## 4.4 Several examples of ETS and related exponential smoothing methods

There are other exponential smoothing methods, which include more components, as discussed in Section 3.1. This includes but is not limited to: Holt’s (Holt, 2004, originally proposed in 1957), Holt-Winter’s (Winters, 1960), multiplicative trend (Pegels, 1969), Damped trend (originally proposed by Roberts, 1982 and then picked up by @Gardner1985a), Damped trend Holt-Winters (Gardner and McKenzie, 1989) and damped multiplicative trend (James W Taylor, 2003) methods. We will not discuss them here one by one, as we will not use them further in this monograph. Instead, we will focus on the ETS models underlying them.

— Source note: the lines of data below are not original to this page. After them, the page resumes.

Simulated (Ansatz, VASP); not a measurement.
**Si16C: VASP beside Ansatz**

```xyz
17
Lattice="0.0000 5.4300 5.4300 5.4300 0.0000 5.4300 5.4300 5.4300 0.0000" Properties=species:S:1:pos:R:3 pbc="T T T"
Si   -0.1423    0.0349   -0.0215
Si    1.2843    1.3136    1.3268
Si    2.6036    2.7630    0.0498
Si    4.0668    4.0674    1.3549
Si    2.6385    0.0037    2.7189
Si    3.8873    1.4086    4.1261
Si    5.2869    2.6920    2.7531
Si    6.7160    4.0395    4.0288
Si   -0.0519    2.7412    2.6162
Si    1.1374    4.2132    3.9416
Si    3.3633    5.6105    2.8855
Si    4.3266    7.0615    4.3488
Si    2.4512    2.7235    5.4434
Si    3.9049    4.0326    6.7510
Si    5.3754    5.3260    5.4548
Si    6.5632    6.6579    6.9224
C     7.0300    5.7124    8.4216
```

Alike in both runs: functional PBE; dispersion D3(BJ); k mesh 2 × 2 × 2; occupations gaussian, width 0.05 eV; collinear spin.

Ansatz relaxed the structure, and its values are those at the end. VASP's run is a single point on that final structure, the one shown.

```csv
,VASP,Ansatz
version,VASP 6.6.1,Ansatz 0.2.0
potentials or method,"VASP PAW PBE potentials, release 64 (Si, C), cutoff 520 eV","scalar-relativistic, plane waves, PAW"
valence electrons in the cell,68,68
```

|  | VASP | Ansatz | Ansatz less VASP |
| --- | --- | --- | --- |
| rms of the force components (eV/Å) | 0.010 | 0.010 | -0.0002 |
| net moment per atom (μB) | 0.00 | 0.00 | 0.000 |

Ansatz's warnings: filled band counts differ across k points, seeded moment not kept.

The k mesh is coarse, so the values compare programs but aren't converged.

We already understand that there can be different components in time series and that they can interact either in an additive or a multiplicative way, which gives us the taxonomy above, discussed in Section 4.1. This section considers several examples of ETS models and their relations to the conventional exponential smoothing methods.

### 4.4.1 ETS(A,A,N)

This is also sometimes known as local trend model and is formulated similar to ETS(A,N,N), but with addition of the trend equation. It underlies Holt’s method (Ord et al., 1997): \begin{aligned} & y_{t} = l_{t-1} + b_{t-1} + \epsilon_t \\ & l_t = l_{t-1} + b_{t-1} + \alpha \epsilon_t \\ & b_t = b_{t-1} + \beta \epsilon_t \end{aligned} , \tag{4.12} where $$\beta$$ is the smoothing parameter for the trend component. It has a similar idea as ETS(A,N,N): the states evolve, and the speed of their change depends on the values of $$\alpha$$ and $$\beta$$. The trend is not deterministic in this model: both the intercept and the slope change over time. The higher the smoothing parameters are, the more uncertain the level and the slope will be; thus, the higher the uncertainty about the future values is.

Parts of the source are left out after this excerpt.